Comment 4 for bug 2021995

Revision history for this message
Julia Kreger (juliaashleykreger) wrote :

So I've taken a look at this, and I think there are two distinct possibilities:

1) Somehow the ilo was in an unknown/bad state, and in that entire sequence we somehow short cirucit out of ilo_common in the ironic drivers. This could also just be our interpretation of the internal wait code. https://github.com/openstack/ironic/blob/master/ironic/drivers/modules/ilo/power.py

2) Or more likely, and a distinct issue in itself, the proliantutils code could hang on issuing the requests call.

https://opendev.org/x/proliantutils/src/branch/master/proliantutils/rest/v1.py#L161-L178

In that, there is no timeout value being set, and as there is no timeout, if the BMC connectivity has been lost at any point and the three way handshake for the socket was still initializing, then the call could be stuck forever which would align with the issue overall. If bandit was being run against proliantutils and it understood the way the handling was being used, it would be raising https://bandit.readthedocs.io/en/latest/plugins/b113_request_without_timeout.html as a warning on the code.

The lock would never be released and the node management would be halted until the conductor was restarted.

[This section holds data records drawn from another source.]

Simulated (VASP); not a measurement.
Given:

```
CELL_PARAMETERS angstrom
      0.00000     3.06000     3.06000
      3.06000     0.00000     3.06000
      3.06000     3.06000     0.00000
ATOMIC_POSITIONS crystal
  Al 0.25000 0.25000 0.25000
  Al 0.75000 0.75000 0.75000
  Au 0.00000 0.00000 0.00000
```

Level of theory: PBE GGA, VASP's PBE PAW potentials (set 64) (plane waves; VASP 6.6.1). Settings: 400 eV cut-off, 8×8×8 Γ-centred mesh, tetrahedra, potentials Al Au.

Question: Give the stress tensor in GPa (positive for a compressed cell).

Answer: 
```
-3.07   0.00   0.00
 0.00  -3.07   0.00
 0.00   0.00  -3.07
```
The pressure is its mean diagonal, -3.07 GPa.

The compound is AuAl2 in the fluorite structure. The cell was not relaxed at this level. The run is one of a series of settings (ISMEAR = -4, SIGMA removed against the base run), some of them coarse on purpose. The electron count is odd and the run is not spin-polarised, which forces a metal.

I believe the right course of action is to:

1) Add a explicit timeout into proliantutils for all api calls which utilize python-requests.
2) Add additional logging around any unexpected states being detected and potentially back-off the power sync/state change assertion at that point if detected.
3) Simplify the power status sync code... it just feels a bit complicated and makes it difficult debug.
4) Simplify the proliantutils/rest/v1.py file to also leverage explicit handlers (i.e. not use getattr) off of python-requests *AND* run bandit as part of CI.